Yes, I am the mother of 15 children. It’s not really that many; I know all of their names in order and even have their birthdays memorized (I suppose being involved in their births makes it a bit easier for me to remember). Walking, running, and leaping down this amazing road of “mommyhood” I have discovered a number of family hacks that have kept me more on top of circumstances than underneath them.
When a passerby asked “How are you doing?” an acquaintance replied, “The best I can under the circumstances.”
“What are you doing under there?” was the return quip.
So, here are fifteen of them (not necessarily in any certain order). Of course, there are probably a thousand or more I could list, but I’m sure you need to hug, cuddle, wipe and feed your own children instead of sitting here in front of the computer all day. Maybe I’ll share another 15 in future post.
1.Keep diapers and wipers all over the house so you can change anyone anywhere anytime.
Changing tables haven’t been a need for me; I have learned to fix my babies up on any surface. If I have a really messy situation, I simply plop the tiny one onto a washable rag or towel.
2. Use bibs.
These save laundry and time in constantly switching outfits. The large plastic ones with the pocket are really handy because they catch both crumbs and drips pretty handily.
3. Just count on sticking babies learning to feed themselves directly into the bathtub after each meal.
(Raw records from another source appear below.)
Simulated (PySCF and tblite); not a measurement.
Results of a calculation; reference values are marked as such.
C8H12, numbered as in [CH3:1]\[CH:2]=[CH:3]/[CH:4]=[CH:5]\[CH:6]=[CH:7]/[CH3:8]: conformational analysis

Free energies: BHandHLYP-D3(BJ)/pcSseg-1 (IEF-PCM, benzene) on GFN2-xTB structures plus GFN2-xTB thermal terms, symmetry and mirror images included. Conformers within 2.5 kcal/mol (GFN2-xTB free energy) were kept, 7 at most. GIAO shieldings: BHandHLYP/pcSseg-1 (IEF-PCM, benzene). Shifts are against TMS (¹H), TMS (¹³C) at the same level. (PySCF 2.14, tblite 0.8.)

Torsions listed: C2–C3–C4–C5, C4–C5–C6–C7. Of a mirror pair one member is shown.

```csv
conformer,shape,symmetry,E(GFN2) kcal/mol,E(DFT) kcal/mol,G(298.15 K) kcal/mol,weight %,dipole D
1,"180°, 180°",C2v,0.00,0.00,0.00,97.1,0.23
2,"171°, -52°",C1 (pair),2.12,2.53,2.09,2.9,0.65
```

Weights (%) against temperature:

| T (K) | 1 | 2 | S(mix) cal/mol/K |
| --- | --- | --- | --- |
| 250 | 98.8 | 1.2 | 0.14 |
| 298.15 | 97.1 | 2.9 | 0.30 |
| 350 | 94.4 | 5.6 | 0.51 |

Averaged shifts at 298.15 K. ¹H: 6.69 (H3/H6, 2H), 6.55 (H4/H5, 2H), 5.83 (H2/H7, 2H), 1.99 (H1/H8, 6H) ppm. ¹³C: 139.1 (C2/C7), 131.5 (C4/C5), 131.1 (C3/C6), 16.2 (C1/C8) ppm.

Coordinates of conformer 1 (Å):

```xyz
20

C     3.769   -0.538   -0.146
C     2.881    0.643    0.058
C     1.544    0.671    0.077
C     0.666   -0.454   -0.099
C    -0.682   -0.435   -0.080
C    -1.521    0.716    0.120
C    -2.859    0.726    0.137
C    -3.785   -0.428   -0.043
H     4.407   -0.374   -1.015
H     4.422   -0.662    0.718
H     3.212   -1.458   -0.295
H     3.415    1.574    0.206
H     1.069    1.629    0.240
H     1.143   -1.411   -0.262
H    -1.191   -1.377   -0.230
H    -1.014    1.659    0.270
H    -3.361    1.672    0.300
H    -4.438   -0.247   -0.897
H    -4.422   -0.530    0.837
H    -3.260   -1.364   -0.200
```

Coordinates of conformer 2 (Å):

Our littles found ways to get food stuck in their eyebrows and ears–too much for a simple wiping. Thankfully, we have a guest bath close to the kitchen, so it was routine to dunk our cute eaters immediately.
4. Shop all-at-once.
Running around steals time and energy from a mom who is already feeling the crunch at both ends. Taking the time to sit and make a plan and a list, and then planning errands around a huge once-a-month grocery trip has made the rest of my life more restful and pleasant.
5. Put your purse in your diaper bag, or vice-versa.
My bags have gotten so huge (I also put my homeschooling stuff in there) that on seeing one of them my husband’s boss said that it was a deterrent to purse snatchers–a definite side benefit! Oh, and I make sure my purse is pretty small, just in case I don’t want to lug the whole piece of luggage when I zip into the store for “only” six gallons of milk!
Something like this could work,
stuffed inside something like this:
6. Keep daily hygiene routines simple but elegant.
Not too much so that you won’t have time to do it, not too little so that you feel like a plain Jane. I think of it like this:
- skin–moisturizer, concealer, maybe a little foundation.
- eyes–eyeliner, eyeshadow, mascara
- lips–I have really light-colored lips, so adding a nice tint makes all the difference in my overall appearance (as long as I have done my eyes adequately). I struggled for years and years keeping them covered (so that I didn’t look like a deranged clown after taking a drink of water) until Erika over at Large Families on Purpose mentioned she used lip stain. It was hard at first for this frugalista to pay the price, but it has been so worth it! In just a few minutes I’m good for the whole day! I am currently using Rimmel because it is cheaper but it still works like the more expensive brand and I can easily pick it up on a regular shopping trip to Walmart.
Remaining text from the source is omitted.